CORVALLIS - While the effect of air pollution on human health gets most of the headlines, the impact of pollutants such as acid rain, ozone and other compounds on crops, forests and other vegetation is also a serious concern and the monitoring of this problem is grossly inadequate, researchers say.

Studies have shown depressed crop yields in rural parts of the United States from ozone levels that are fairly common during the summer. Forest soils may be accumulating acids from decades of sulfur and nitrogen deposition. And little is being done to even monitor these and many other problems, let alone address them, said Beverly Law, an associate professor of forest science at Oregon State University.

Law was the primary ecologist on a panel of 27 experts on the National Research Council of the National Academies, which recently issued a report on air quality issues and laws in the U.S. The panel concluded that many anti-pollution laws are outdated and inadequate, and that progress made to control emissions, despite the expenditure of $500 billion or more in one 20-year period between 1970-90, is being offset by increasing economic and population growth.

"Many people don't realize the impact that pollutants can have on crops, forests and other vegetation," Law said. "We've clearly documented some problems, but the real issue at this point is that we're doing very little monitoring to study the scope of this issue, especially in remote areas or across whole airsheds."

The nation needs a more comprehensive monitoring plan, Law said, that considers a wide range of air pollutants which may work in concert to cause environmental problems. Most past studies have looked at pollutants in isolation and not examined their combined effects. More field-based experiments are needed to couple with atmospheric models, and provide a better picture of the overall impact of air pollution on forests, crops, soils and water, she said.

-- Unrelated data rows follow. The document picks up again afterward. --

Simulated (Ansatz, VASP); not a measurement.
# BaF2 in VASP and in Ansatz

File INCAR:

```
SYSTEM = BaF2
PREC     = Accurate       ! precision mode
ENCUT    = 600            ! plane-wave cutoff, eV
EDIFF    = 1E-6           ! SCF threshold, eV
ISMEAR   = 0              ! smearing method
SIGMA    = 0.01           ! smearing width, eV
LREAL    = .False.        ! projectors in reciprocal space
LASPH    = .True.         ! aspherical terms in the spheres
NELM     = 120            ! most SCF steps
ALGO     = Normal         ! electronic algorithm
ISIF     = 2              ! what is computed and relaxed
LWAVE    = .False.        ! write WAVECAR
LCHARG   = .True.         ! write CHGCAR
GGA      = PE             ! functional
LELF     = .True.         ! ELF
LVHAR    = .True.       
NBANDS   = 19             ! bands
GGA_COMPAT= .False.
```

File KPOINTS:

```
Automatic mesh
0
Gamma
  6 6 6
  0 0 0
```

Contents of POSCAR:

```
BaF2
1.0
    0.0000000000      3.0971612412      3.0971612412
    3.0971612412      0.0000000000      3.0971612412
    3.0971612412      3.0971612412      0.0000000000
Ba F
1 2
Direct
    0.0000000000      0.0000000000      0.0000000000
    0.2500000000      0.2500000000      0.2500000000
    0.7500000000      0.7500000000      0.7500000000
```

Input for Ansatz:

"We've probably done the most work with ozone, a pollutant that some plants are more sensitive to than others," Law said. "Some areas of the Sierra Nevada mountains, for instance, have been shown to suffer leaf damage to Ponderosa pine and other conifer species. These areas are actually our nation's greatest experiment in air chemistry. With the impact from ozone, other oxidants, nitrogen as aerosols, and acid rain, the result at the ecosystem level has been a shift in species composition from pine-dominated and fire resistant species to white fir-dominated and fire susceptible species."

Studies done with agricultural crops have demonstrated that plants protected from excess levels of ozone did far better than those exposed to higher levels, Law said. These problems have been going on for a long time, she said - injury to pines in the Sierras has been noted since the early 1960s and the crop research was from the late 1970s and early 1980s.

The Clean Air Act and other environmental measures designed to monitor and prevent air pollution often make little or no mention of the effect at the overall ecosystem level. And even when steps are taken to address the issue, Law said, too often it's considered acceptable just to "make progress," rather than deal with the broad scope of the problem.